Tor Meeting Participant Guidelines
Demonstrate respect for others at all times: Effective work, sharing and learning can only take place when interactions are built on a foundation of respect for others.
- It will never be acceptable to insult others or demonstrate disrespect, even in moments of philosophical disagreement and passionate exchange.
- Focus on listening: we are all passionate about this work and have much to say, but it is in listening and understanding how others are thinking about technology and strategy, and any challenges they are facing, that we become stronger as a project and a network. In particular, it is never ok to interrupt.
- Please refrain from side conversations while others are speaking.
- Avoid debate during sessions: It is always ok to disagree and let others know you think differently on a point. Many among us possess strong beliefs on matters of technology, politics, philosophy and community. But time is precious here, and debate is not time well spent, especially for those who are spectators. When you disagree, "agree to disagree", and move on to discuss shared needs and shared opportunities.
- Honor the posted schedule by arriving promptly for sessions so that others are not made to wait. When we take a 15-minute break, please be back in circle ready to go after 15 minutes, not off checking email or smoking a cigarette. Do email and voicemail earlier in the break instead of later :^)
The Tor Meeting is dedicated to providing a harassment-free conference experience for everyone, regardless of gender, gender identity and expression, sexual orientation, disability, physical appearance, body size, race, age or religion. We do not tolerate harassment of conference participants in any form. Conference participants violating these rules may be sanctioned or expelled from the meeting, and future meetings, at the discretion of the meeting organizers.
Actively strive to include everyone present in group discussions. The event should not be viewed as a competition to prove who is most knowledgeable, but rather as an opportunity to broaden our networks of skill, collaboration and understanding. Strive to ensure that no one is left out, and speak in language that is accessible to all.
- Language: speak slowly and clearly for those whose native language is not English, and please define acronyms and technical jargon when using them in discussion if you have any sense that some participants may lack familiarity.
- Follow the "Rule of 1": when you speak, make 1 point and then let others speak
- Follow the "Rule of n": when in a group of "n" people, speak "1/nth" of the time.
Ask questions early and often: The event is convened specifically for the benefit of those who need to know more about developing, supporting, explaining and advocating for Tor and related projects. Participants should feel free to ask any question at any time; there shall be no such thing as a "stupid question".

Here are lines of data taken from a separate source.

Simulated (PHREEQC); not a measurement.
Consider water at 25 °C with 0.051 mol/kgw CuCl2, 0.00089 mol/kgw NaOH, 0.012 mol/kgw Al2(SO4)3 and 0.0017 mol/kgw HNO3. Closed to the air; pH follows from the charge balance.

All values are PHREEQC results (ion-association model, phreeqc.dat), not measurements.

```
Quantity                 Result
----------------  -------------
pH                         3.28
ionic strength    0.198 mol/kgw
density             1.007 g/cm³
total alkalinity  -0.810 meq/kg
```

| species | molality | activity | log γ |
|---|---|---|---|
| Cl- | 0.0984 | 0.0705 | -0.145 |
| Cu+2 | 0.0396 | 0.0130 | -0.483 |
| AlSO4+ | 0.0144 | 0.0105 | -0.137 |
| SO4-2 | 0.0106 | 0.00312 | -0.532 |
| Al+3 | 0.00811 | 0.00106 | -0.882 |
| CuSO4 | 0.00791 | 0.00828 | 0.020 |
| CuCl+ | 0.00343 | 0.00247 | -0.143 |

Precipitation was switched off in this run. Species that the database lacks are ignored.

Don't hang and talk with your friends by default, instead talk to strangers and those you know less well, who are hopefully friends you have not yet met.
Ask your questions: questions are the currency of collaboration; never suffer in silence when something is unclear. Asking questions is an act of leadership.
Embrace a spirit of sharing: We believe that everyone present has valuable knowledge and experience to share, and encourage each participant to please contribute their wisdom to the mix. All of us know something and none of us knows everything.